“I’m at $1.5 trillion — I think $1.5 trillion does exactly the necessary things we need to do,” he said. Ms. Sinema did not comment as she left the meeting.
Liberal House Democrats have so far refused to support a final vote on the $1 trillion bipartisan bill Mr. Manchin helped negotiate without a vote on the sprawling domestic policy package carrying many of their legislative ambitions. White House officials — Louisa Terrell, the director of legislative affairs, Brian Deese, the director of the national economic council, and Susan Rice, the director of the domestic policy council — shuttled between meetings with Democratic leaders and the two centrist holdouts.
In a letter to her caucus late on Thursday, Ms. Pelosi offered few updates, but counseled that “It has been a day of progress in fulfilling the president’s vision.”

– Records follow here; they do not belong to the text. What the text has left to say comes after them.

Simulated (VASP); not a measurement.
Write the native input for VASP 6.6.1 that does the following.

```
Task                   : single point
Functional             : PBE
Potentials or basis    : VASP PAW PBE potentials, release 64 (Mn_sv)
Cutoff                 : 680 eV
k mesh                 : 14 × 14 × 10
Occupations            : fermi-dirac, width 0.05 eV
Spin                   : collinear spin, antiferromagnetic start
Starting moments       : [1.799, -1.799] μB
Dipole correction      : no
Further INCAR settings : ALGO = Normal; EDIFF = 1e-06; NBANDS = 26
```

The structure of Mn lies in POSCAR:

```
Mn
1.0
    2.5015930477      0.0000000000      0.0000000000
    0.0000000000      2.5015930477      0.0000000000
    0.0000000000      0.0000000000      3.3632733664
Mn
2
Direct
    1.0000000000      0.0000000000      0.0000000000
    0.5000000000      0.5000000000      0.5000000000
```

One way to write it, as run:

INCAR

“All of this momentum brings us closer to shaping the reconciliation bill in a manner that will pass the House and Senate,” she wrote. But she delayed the vote on the $1 trillion bipartisan infrastructure bill she had pledged to bring to the House floor on Thursday.
External pressure was intensifying on both sides of the entrenched debate. The AFL-CIO and other labor unions issued statements in support of immediately taking up the bipartisan infrastructure bill, while grassroots organizations were cheering liberal lawmakers to “hold the line” and hold out for a reconciliation bill.